Hello @Anbu,
Thanks for sharing the source. It’s important for me to understand your question in context. I am quoting from that video the part that is relevant to your first post:
if you’re building a system of multiple machine learning models working together, it might be easier to string together and train multiple neural networks than multiple decision trees. The reasons for this are quite technical and you don’t need to worry about it for the purpose of this course. But it relates to that even when you string together multiple neural networks you can train them all together using gradient descent. Whereas for decision trees you can only train one decision tree at a time. That’s it.
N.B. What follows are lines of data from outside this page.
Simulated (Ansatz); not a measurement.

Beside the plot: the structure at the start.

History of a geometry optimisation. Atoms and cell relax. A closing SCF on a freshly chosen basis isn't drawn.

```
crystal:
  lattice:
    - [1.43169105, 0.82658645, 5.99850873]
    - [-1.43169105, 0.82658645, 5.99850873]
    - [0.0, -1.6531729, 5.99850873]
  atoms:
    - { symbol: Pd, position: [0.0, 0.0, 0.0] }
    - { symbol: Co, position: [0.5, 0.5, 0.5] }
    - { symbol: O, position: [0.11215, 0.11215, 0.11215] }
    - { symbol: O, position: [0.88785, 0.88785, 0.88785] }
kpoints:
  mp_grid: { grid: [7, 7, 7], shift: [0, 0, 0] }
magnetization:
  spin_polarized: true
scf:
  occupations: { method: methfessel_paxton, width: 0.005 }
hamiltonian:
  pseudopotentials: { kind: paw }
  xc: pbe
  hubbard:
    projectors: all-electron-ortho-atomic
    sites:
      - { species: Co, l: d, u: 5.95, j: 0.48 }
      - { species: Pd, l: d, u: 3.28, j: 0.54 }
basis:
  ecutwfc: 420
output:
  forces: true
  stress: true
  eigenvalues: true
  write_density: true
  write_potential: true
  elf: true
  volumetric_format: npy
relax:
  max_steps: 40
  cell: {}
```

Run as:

This is how I understand it and it does not represent Andrew’s idea, but still, the focus here is pretty technical. Therefore, you may find it difficult to fully understand if you have not yet built many neural networks before. It is neutral that we want to google more if we are interested in something, so I will provide some googling keywords at the end. If you find what I am going to share hard to believe, then perhaps some researching, learning, and practicing will help.
For neural networks, some people find it useful by stacking two types of neural networks together for one task. Let’s say you have some economics time series data which you want to use to make prediction about the next year’s economy. We can build a model by stacking a “autoencoder” neural network and a “RNN” neural network.
“Autoencoder” and “RNN” are not covered in the MLS. I will very very very very briefly talk about what they can do just so we have some ideas. I don’t mean to provide the full picture of it but I hope it would be sufficient to deliver why they are wanted in my example.
An “autoencoder” NN can compress features. If the economics data has 500 features ( 1. GDP over time, 2. CPI over time, 3. population over time, …), then we can use an autoencoder to compress them to 30 information-rich features.
“RNN” is designed for learning temporal or sequential data.
When combined, we can use the autoencoder to transform a 500 (features) x 3650 (10 years * 365 days) data to a 30 (information-rich features) x 3650 (days) data which is then fed into the RNN for predicting the final desired outcome.
You can train them separately, or together. If you want to train them together, two things are needed when writing code:
- connect the output of the encoded layer to the input of the RNN layer. This “connection” only takes one line and is very simple.
- modify the cost function so that the total cost is a combination of the cost of the autoencoder and the cost of the RNN. This, again, is not difficult.
Training them together could help directing the autoencoder in favor of what we finally want to predict (next year’s economy).
For decision tree, although you are absolutely right that we can train many decision trees at a time when we are talking about the Random Forest. However, it is not Random Forest that we are considering in this lecture. Andrew talked about stringing models together in a way that when we have 2 models to string together, one model depends on the output of the other model. Therefore, Random Forest, is not what we are thinking in mind.
A closer example would be the Gradient-boosted decision trees (GBDT) model, which is also, like the random forest, an ensemble of decision trees. The key difference is that, the GBDT builds the second tree based on the outcome of the first tree. It is therefore necessary to finish one tree before another tree starts to grow.
Again, don’t worry about it if you can’t follow everything, because afterall they are not covered in the MLS, but since you are asking, these are examples that I can think of to share.
Cheers,
Raymond
Some googling keywords:
“stacking neural networks”, “autoencoder”, “RNN”, “Decision tree: gradient-boosted decision tree vs random forest”, “stacking ensemble”